Latest News

William Hill Greyhound Derby - Wimbledon 480M (£150,000)

THE £300,000 William Hill Derby was decided on Saturday night at Wimbledon by a final that in the 28.22sec it took to complete contained everything that made this competition so special and makes greyhound racing such a fascinating and fantastic sport.

The biggest crowd since the track switched sides from the main grandstand to the Mick The Miller Stand in March 2010 – and 20 per cent up on last year’s final – watched a monster of a final that lived up to its star billing and more.
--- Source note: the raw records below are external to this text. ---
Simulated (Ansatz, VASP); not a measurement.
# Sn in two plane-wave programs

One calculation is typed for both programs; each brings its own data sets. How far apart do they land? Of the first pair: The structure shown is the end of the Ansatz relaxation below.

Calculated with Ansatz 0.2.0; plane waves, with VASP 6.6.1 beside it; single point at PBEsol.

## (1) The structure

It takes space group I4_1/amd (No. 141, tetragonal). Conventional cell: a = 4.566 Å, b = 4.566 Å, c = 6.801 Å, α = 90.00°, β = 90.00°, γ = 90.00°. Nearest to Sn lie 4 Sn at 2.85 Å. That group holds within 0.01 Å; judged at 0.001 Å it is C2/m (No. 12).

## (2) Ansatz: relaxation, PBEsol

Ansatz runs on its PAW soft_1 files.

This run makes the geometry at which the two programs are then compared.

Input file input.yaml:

How would Hiya Butt handle run from trap five? Could Lenson Rocky lead into the turn? Can Peregrine Falcon produce the run trainer Pat Curtin been confidently predicting? Was the Charlie Lister “Derby Final Factor” going to kick in for Cloran Paddy? All those questions and more were about to be answered as the hare rushed to the traps.

Hiya Butt again showed himself to be best and most consistent trapper in the competition with another sizzling break. He stayed straight for 30 metres or so before the first bend at which stage he began to head towards in the rails.

In behind Lenson Rocky (trap one) moved to the middle and Peregrine Falcon (trap four) edged inwards. Droopys Roddick (trap three) was the meat in the sandwich. Cloran Paddy trapped slowly, got a belt from the hind-quarters of Droopys Roddick, and had a wall of dogs ahead of him but Jaytee Jet (trap six) was enjoying a solo on the outside.

At halfway Hiya Butt had a two to three lengths lead over Lenson Rocky. Jaytee Jet was a further couple of lengths away in third, whilst Droopys Roddick, who found a safe pocket at the first and second bends, had moved through to fourth – about a half a length behind Jaytee Jet. Peregrine Falcon was fifth and Cloran Paddy was sixth.

Those in behind started to close on Hiya Butt at the crown of the third and fourth turns and during a mad rush for the line Hiya Butt stayed inside, Droopys Roddick kept to the middle as Lenson Rocky began to fade away, as, with one last push, Jaytee Jet got up to land a truly magnificent final – definitely up there in the top three of those staged at Wimbledon since the race was switched from White City in 1985.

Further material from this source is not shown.